Six generation and transmission cooperatives, supported by NRECA, are asking the U.S. Supreme Court to rule that the authority to limit greenhouse gas emissions from existing power plants rests with the states, not federal regulators.
The group made that point in an amicus brief filed Dec. 17 in support of the plaintiffs in West Virginia v. EPA. The case challenges whether the Clean Air Act allows the Environmental Protection Agency to impose emissions caps on electric generating units.
“Our position is that Congress gave the states, not EPA, authority to set standards for existing power plants with guidance from the federal agency,” said Ashley Slater, NRECA vice president of regulatory affairs. “EPA does not have the authority to require generation shifting like it did in the 2015 Clean Power Plan.”
The G&Ts joining the brief were South Texas Electric Cooperative, Buckeye Power, Associated Electric Cooperative, Arizona Electric Power Cooperative, East Kentucky Power Cooperative and Minnkota Power Cooperative. Oral argument in the case is set for Feb. 28, 2022.

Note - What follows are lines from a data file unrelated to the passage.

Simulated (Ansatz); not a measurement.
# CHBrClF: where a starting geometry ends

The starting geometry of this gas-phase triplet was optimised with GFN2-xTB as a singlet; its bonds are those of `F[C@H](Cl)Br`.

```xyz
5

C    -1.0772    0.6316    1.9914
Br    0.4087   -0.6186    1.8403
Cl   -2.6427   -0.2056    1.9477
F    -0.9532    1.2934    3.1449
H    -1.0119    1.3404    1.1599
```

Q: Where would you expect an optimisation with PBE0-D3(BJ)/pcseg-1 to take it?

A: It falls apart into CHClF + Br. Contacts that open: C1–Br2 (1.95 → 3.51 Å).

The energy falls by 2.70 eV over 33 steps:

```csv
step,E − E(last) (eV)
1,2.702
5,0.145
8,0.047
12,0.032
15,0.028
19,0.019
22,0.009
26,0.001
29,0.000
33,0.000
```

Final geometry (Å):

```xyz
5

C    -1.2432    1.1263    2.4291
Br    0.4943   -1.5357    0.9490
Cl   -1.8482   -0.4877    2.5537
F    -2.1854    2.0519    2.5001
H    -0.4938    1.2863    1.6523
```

The Obama administration’s Clean Power Plan set a series of ambitious deadlines for states to meet specific carbon dioxide reductions, with the EPA deciding the best way for each state to reach its CO2 targets. However, the rule was tied up in litigation and never took effect.
The Trump administration repealed the Clean Power Plan and replaced it with the Affordable Clean Energy rule, but that move also was halted by a federal court in Washington.
In 2021, coal, mining and utility interests appealed that decision to the Supreme Court, which agreed to hear the case.
In their brief, the G&Ts and NRECA made the following primary arguments:
• The Clean Air Act preserves states’ authority to set emissions standards for existing generating units within their borders and allows EPA to offer only guidelines.
• The Supreme Court’s “major questions doctrine” asserts that Congress must be specific when it assigns decisions of vast economic and political significance to a federal agency. Imposing emissions caps on electric generating units nationwide would be such an action.
• If allowed to stand, the lower court’s ruling unconstitutionally allows the federal government to “commandeer” state authority.